Main Concept
In supervised learning, you don’t use the entire dataset to train the model. Instead, you split it into three separate subsets, each with a different purpose.
The Three Splits
Training Set (~60–80% of data)
Used to train the model — this is the data the model actually learns from.
Example: Out of 1,000 labeled images, 800 are used for training. The model adjusts its parameters based on these examples.
Validation Set (~10–20% of data)
Used to tune the model and evaluate performance during development. The model never trains on this data, but it’s used to adjust hyperparameters and catch overfitting early.
Example: 100 images are set aside for validation. You use them to test different configurations (learning rate, number of layers) and pick the best one.

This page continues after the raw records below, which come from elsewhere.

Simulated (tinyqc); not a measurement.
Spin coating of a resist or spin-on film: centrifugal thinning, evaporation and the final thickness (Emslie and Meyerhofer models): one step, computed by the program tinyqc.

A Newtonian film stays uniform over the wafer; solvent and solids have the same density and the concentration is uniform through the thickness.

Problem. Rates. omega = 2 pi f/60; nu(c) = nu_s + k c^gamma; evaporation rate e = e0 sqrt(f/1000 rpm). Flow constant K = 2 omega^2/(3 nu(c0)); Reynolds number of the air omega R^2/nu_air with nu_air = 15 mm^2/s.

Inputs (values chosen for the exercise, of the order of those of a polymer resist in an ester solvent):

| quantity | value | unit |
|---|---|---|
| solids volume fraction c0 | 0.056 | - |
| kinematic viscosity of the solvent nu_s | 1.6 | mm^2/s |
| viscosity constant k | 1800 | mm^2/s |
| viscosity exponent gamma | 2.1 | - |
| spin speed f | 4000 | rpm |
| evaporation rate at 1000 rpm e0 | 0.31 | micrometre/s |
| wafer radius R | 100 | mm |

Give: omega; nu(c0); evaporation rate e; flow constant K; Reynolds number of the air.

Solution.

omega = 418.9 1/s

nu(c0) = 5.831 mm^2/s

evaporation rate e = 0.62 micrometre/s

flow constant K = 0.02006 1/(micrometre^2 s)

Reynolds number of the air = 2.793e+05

Test Set (~10–20% of data)
Used to evaluate the final model performance — only once, at the very end. This is the “real exam” for the model; it simulates how the model will perform on completely unseen, real-world data.
Example: The remaining 100 images are only used after training is complete to get an honest performance measurement.
Why Three Splits?
If you trained and tested on the same data, the model would appear to perform well but fail on new data (overfitting). Keeping the test set completely separate until the end gives you an honest picture of real-world performance.
The validation set exists to prevent another problem: if you keep tweaking the model based on test set results, you’re indirectly “training” on the test set. The validation set is the safe place to experiment.
Quick Reference
| Set | Purpose | % of Data | Seen during training? |
|---|---|---|---|
| Training | Model learns from it | 60–80% | ✅ Yes |
| Validation | Tune hyperparameters, catch overfitting | 10–20% | ❌ No |
| Test | Final honest evaluation | 10–20% | ❌ No |
AIF-C01 Exam Relevance
Exam tip: Know the purpose of each split. The exam may ask “which dataset is used to evaluate final model performance?” (test set) or “which is used to tune the model?” (validation set). Also know that training on the test set inflates results and is a sign of poor ML practice.